I got in touch with K because I know her lifestyle has changed entirely since last year and she is now living on a boat.
Read the original anonymous interview from 18 months ago first:
When my son got the chance to come to London to do drama BTEC at a college that only accepts thirty new students a year, and he was excited about it, we decided we needed to at least look into the possibility that we could do it. He’s had a brutal few years and it’s still tough for him, so we thought a fresh start might be what was needed.
My husband has spent the last three years building a company, and a lot of the work he does is virtual, so there was no longer a huge need to be tied to a specific place. I was working at Waterstones and they are everywhere. Also it’s a minimum wage job, so it’s not like there aren’t other minimum wage jobs around regardless. We felt that we had flexibility for the first time in a long time and that if we could do this, we should.

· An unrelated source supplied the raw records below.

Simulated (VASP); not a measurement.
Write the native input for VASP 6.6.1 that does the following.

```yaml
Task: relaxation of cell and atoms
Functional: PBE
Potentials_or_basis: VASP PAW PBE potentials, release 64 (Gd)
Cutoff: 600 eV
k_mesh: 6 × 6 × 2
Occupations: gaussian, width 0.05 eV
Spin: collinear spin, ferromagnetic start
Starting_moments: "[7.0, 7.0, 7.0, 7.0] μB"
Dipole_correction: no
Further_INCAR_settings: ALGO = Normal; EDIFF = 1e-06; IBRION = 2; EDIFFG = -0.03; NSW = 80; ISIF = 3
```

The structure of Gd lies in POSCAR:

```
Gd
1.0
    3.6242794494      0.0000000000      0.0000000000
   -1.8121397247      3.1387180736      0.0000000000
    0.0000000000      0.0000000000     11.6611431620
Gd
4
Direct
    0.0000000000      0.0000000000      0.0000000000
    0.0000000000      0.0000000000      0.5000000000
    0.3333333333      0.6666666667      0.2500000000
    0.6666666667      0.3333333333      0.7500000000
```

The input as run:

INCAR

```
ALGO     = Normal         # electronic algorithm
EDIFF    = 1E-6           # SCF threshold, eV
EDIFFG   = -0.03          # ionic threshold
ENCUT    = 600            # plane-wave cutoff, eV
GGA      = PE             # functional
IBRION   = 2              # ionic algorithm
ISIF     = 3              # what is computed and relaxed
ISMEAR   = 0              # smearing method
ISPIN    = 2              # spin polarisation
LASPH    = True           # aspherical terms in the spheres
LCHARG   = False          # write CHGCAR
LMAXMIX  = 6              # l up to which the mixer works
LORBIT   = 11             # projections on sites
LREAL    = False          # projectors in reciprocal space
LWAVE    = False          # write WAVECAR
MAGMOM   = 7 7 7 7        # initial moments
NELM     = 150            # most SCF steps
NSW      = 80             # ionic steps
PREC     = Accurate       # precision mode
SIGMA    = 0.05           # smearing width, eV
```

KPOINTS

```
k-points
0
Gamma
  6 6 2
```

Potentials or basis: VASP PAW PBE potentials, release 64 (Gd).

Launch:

My son was offered the place in January and we started looking at our options as soon as he decided to say yes. It was, frankly a bloody nightmare.
We had savings from when we sold our house, and we were in rental, so we were good in theory. In practice it was a slog.
We didn’t want to rent again. It was so incredibly expensive and over the months we have watched rental prices here rise and rise. And I have heard about people being pitted against each other in interviews for rental houses. We had already been in rental in Leicester for two years and we wanted something where we wouldn’t sit and watch what money we had ebb away.
My husband has always earned good money but for nearly all the years we have been together he has been a contractor working three or six month contracts. This means that mortgage companies don’t like the risk. Every time we wanted a mortgage we ended up with a rough deal because of it.
This time, because he was growing his business, there wasn’t enough solid profit in the years of accounts the banks wanted. We should have hung on twelve more months apparently, but life doesn’t work like that. So when we came to look at mortgages we were struggling again, and this time, because we are ‘old’, they wouldn’t lend on a 25 year mortgage, which made everything harder and more expensive.
Then there was the price of houses in London.